This kind of love is often beyond us – though often we can come pretty close to it – but it is never ever beyond God. This is how God loves us and if we can love a little bit like that well, then, we are showing something of God’s love in the world.

The other thing is that when you choose to live with someone faithfully and truly, you are recognising something in the other person that is attractive to you, that gives you delight, that makes you want the relationship to grow and deepen. And that’s another reason why Verbum caro factum est, the Word became flesh is the best song. For it reminds us that God finds us attractive, seeks us out, wants his relationship with us, and ours with him, to grow and deepen until it comes to glorious flower. The song is about God and it is about us and it is all about love.

I sang another carol new to me at the Cathedral last year:

Lord, you are love beyond all telling,
Saviour and King we worship you;
Emmanuel, within us dwelling,
Make us and keep us pure and true:
Lord, you are love beyond all telling,
Saviour and King, we worship you.

The Word became flesh and dwelt among us – love beyond all telling – that is the heart of Christmas, the core of our celebration, the ground of all our hope.

Comments

  1. Rosemary Hannah says

    It is very good indeed.

  2. Thomas says

    Excellent! I particularly like the idea that “God has decided from all eternity never to live without us.” So much more generous than those atonement theories which suggest that God was- in effect- sulking with us until his wrath was satisfied through the death of his Son…

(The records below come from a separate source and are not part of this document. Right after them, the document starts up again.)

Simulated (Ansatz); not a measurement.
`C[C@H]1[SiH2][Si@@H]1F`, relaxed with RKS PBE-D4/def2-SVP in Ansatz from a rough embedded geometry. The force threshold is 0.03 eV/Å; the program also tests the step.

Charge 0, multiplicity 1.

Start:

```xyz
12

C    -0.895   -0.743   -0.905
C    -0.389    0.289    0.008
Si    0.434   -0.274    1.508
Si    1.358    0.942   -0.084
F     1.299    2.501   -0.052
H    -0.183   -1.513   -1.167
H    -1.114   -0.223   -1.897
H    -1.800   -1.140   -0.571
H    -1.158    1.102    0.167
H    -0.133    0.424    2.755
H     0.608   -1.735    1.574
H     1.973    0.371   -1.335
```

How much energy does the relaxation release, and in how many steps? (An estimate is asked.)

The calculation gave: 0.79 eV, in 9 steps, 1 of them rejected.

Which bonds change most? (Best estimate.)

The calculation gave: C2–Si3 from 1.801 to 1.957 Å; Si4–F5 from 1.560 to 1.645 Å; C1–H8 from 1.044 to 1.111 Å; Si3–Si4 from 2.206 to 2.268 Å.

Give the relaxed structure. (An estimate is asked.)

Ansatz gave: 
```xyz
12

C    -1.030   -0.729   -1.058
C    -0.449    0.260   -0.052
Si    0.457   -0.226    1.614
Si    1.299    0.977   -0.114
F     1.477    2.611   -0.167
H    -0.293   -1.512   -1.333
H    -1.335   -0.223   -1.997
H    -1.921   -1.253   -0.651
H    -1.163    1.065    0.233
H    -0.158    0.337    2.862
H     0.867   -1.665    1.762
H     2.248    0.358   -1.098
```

  3. Very good – but why hasn’t had wider circulation or publicity? After all, your Christmas message has been very widely and publicised.

    It seems to me that our Bishop and the diocese need to get their communications sorted out for 2014. This message from Bishop Gregor deserves to have had more attention….

    • Well yes, but whilst I agree that this needed better circulation, I still think that the priority in the diocese should focus on making sure that all congregations have (decent and up to date) websites.